Washington’s encouragement of South Korea’s live-fire military exercise in disputed waters off the North Korean coast is emblematic of the increasingly incendiary role played by US imperialism in Asia.

The latest round of war games was staged on Yeonpyeong island and was virtually identical to the live-fire artillery drill conducted by South Korean forces there last month. That operation provoked a retaliatory artillery barrage from North Korea that killed two South Korean civilians and two marines and sparked worldwide fears of an outbreak of all-out war on the Korean peninsula.

There was one notable difference between the two military exercises. This time the Pentagon ordered the deployment of some 20 US military personnel on Yeonpyeong to ensure that, in the event of a North Korean response, Washington would have a casus belli to join with the South Korean armed forces in unleashing massive retaliation.

There is no disputing the provocative character of these actions. Yeonpyeong lies little more than seven miles off the North Korean coast (and some 50 miles from South Korea). The waters into which South Korean artillery was lobbing shells and F-15K fighter bombers were dropping bombs are claimed by North Korea, which rejects the so-called Northern Limit Line, unilaterally imposed by the US military at the close of the Korean War in 1953.

Given the sequence of events last month, the US-backed military exercise amounted to a deliberate dare to Pyongyang to strike again, in order to provide the pretext for a South Korean counter-attack. Appealing to his right-wing base and to the military, South Korean President Lee Myung-bak has instituted a new policy allowing South Korean forces to unleash disproportionate retaliatory force, meaning air strikes on North Korean targets.

After North Korea failed to make any military response to Monday’s exercise, Washington and Seoul were reportedly preparing still more drills in order to “send a strong message” to the North and potentially trigger an armed clash.

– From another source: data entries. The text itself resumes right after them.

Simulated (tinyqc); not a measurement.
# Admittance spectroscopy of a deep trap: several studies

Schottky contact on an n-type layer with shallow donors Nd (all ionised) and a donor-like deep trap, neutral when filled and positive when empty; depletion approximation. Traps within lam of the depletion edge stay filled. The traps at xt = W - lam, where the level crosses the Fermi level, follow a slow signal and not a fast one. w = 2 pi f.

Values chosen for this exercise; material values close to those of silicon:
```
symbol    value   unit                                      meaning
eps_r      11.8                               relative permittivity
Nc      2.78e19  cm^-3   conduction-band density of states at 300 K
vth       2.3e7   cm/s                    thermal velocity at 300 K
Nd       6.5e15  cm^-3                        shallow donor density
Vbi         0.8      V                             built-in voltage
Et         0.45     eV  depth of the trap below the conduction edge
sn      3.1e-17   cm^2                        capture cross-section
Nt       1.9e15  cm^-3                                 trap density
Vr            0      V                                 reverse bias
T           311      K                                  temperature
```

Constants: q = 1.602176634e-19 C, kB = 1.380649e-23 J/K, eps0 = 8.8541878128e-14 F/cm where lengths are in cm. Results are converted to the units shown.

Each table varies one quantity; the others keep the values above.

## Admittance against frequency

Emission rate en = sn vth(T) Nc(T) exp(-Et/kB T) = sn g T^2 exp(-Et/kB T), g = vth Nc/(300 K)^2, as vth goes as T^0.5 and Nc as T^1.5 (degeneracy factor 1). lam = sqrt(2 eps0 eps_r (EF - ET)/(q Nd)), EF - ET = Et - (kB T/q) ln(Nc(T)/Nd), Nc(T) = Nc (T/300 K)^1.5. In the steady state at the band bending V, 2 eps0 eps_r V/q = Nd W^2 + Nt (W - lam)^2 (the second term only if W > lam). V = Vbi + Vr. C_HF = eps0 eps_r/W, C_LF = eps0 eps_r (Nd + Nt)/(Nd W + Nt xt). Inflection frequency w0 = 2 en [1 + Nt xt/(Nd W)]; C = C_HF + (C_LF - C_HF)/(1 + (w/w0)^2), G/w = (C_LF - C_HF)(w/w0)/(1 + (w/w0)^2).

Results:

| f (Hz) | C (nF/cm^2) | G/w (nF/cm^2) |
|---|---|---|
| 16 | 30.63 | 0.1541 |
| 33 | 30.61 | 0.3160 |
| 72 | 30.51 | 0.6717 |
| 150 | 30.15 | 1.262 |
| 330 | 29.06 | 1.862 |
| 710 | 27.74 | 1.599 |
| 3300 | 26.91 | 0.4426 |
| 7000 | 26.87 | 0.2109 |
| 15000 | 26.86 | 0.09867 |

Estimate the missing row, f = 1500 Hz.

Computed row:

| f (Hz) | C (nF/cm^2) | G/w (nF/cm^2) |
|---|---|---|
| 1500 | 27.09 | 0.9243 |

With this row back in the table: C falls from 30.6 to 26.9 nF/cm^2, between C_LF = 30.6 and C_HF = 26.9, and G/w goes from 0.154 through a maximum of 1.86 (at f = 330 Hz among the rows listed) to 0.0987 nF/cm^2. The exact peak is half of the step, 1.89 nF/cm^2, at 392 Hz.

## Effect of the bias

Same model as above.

The US used its veto power and temporary presidency of the United Nations Security Council to turn an emergency session convened Sunday—after deliberate delay—to stonewall efforts to avoid a renewed confrontation between the two Koreas. Russia had called for the session in an effort to prevail on both the North and the South to refrain from further military actions that could lead to war and to have a UN special envoy dispatched to both Seoul and Pyongyang to seek a resolution of the conflict.

Washington, however, was interested not in diffusing the tensions, but in ratcheting them up as a means of pursuing its own strategic interests in the region. US Ambassador Susan Rice rejected any resolution outside of a unilateral condemnation of North Korea and dismissed any other action by the council as irrelevant.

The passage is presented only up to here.